Twitter relaunches test that asks users to revise harmful replies

Twitter is running a new test that will ask users to pause and think before they tweet. According to the company’s announcement, when Twitter detects what appears to be a potentially harmful or offensive reply to someone else’s tweet, it will prompt you to consider revising your text instead of tweeting.

Users whose tweets are flagged in this way will see a pop-up message appear on their screen, which asks, “Want to review this before Tweeting?” There are three buttons to then choose from: one to tweet the reply anyway, an Edit button (this is as close as we’ll get, apparently) and a delete button to discard the tweet entirely. There is also a small link to report if the system got things wrong.

This is not the first time Twitter has run a test like this.

In May 2020 and again in August 2020, Twitter ran variations on this same experiment. In those cases, the text on the pop-up screen was largely the same, but the layout of the three buttons looked different and were less colorful.

The earlier tests ran on Android, iOS and web, but this current iteration is only on iOS in English, for the time being.

At the time of the initial test, Twitter explained its systems were able to detect harmful language based on the kind of language that had been used in other tweets that had been reported in the past.

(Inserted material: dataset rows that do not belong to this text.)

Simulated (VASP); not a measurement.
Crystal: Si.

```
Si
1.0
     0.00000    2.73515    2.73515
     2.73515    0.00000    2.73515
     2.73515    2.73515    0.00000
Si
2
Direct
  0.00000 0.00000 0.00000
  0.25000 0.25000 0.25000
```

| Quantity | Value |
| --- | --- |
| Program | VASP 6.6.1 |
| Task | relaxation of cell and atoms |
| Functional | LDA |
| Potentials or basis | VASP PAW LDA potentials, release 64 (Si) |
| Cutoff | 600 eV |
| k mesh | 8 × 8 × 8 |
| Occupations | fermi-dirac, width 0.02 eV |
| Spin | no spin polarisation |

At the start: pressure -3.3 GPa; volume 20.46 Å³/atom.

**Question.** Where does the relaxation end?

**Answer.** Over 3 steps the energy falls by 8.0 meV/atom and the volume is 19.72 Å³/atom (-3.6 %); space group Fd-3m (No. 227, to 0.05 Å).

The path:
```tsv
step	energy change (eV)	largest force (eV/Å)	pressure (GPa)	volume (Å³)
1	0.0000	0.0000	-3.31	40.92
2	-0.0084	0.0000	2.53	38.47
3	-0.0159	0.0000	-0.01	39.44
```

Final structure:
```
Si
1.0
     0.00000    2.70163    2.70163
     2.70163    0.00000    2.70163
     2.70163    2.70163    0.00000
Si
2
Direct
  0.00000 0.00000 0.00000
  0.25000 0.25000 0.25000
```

It’s been shown that these sorts of built-in small nudges can have an impact.

For example, when Twitter began prompting users to read the article linked in a tweet before retweeting it, the company found that users would open the articles 40% more often than without the nudge. Twitter has also built similar experiments to try to slow down the pace of online conversation on its platform, by doing things like discouraging retweets without commentary or slow down “Likes” on tweets containing misinformation.

Other social networks use small nudges like this, too, to influence their users’ behavior. Instagram back in 2019 launched a feature that would flag potentially offensive comments before they were posted, and later expanded this to captions. TikTok more recently launched a banner that would ask users if they were sure they wanted to share a video that contains “unverified content.”

It’s unclear why Twitter hasn’t simply rolled out the pop-up to combat online abuse — still a serious issue on its platform — and then iterated on the design and style of the message box, as needed.

Compared with the much larger engineering and design efforts the company has had underway — including its newer Stories feature known as Fleets and a Clubhouse rival called Spaces — a box asking users to pause and think seems like something that could have graduated to a full product by now.

Twitter, however, says it chose to pause the earlier experiment because it needed to make improvements.

“We paused the experiment once we realized the prompt was inconsistent and that we needed to be more mindful of how we prompted potentially harmful Tweets. This led to more work being done around our health model while making it easier for people to share feedback if we get it wrong,” a Twitter spokesperson explained.

“We also made some changes to this reply prompt to improve how we evaluate potentially offensive language – like insults, strong language, or hateful remarks – and are offering more context for why someone may have been prompted. As we were testing last summer, we also began looking at relationships between Tweet authors and people who reply to avoid prompting replies that were jokes or banter between friends,” they added.